Published:14 May 2019
Reading time: 7 minutes
Close-up of keyboard keys with "Problem" on a red key and "Solution" on a green key, symbolizing the transition from issues to resolutions—ideal for illustrating how Managers Liability legal expenses are addressed.

Article constantly updated

In the event of an error, company directors run the risk of paying out of their own pocket for damages suffered by the company they work for.

GDPR sanctions, cyber-attacks, environmental pollution, accidents in the workplace: here is a list of the most important insurance solutions to protect the personal assets of managers.

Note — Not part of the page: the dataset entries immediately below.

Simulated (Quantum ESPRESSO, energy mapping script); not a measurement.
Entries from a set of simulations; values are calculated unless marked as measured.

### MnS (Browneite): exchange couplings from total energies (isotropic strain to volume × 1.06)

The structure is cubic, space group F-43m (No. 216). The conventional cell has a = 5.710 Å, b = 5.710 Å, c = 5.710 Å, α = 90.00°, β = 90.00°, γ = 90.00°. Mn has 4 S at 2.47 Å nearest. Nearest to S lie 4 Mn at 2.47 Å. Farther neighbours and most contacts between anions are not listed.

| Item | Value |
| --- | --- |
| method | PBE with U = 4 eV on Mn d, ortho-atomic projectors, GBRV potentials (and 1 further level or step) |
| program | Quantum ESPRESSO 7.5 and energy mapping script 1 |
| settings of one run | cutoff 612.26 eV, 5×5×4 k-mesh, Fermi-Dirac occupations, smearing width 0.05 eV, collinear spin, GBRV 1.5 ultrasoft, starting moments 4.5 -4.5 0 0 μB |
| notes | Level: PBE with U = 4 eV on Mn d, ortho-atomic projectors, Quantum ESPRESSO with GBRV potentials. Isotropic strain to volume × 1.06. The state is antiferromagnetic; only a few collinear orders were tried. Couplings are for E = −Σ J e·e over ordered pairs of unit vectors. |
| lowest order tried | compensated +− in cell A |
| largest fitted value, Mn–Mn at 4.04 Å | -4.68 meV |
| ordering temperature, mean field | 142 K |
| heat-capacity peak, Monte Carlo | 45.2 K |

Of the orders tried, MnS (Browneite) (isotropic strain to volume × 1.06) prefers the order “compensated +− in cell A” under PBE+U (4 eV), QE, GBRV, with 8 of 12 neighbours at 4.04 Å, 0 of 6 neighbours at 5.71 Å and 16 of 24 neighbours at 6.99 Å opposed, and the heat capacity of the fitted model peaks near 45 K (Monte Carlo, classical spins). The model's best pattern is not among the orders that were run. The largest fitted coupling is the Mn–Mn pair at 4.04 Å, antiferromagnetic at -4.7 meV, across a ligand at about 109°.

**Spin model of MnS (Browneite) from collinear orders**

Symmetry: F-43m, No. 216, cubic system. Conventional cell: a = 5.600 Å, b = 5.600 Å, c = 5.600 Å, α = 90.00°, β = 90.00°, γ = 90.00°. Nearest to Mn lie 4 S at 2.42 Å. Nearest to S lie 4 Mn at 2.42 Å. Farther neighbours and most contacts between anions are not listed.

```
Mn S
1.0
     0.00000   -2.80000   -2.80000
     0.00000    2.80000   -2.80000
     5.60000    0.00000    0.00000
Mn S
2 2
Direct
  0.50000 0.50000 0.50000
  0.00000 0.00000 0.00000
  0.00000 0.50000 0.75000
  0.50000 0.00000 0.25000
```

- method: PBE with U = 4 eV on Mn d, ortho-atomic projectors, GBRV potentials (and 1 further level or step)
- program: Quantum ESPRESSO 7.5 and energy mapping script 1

European legislation regarding the liability of administrators applies to all of the following roles:

  1. sole administrator,
  2. plant managers/country managers of branches, including foreign branches,
  3. auditors,
  4. general managers.

There are two types of risk they face, financial and legal, as follows:

  1. financial: we are forced to reimburse the damage suffered, let’s say, by one of our suppliers, or by an employee who sues us
  2. legal: we have to pay the court costs out of our own pocket to defend ourselves

Third parties who can take legal action against the manager are both inside and outside the company.

On the one hand, the company owners, employees, shareholders and partners.

On the other hand, customers, suppliers, banks, investors, public administration, the State, consumer associations, etc.

Some specific cases.

Year after year, the list of cases in which the manager can pay damages out of his own pocket is growing.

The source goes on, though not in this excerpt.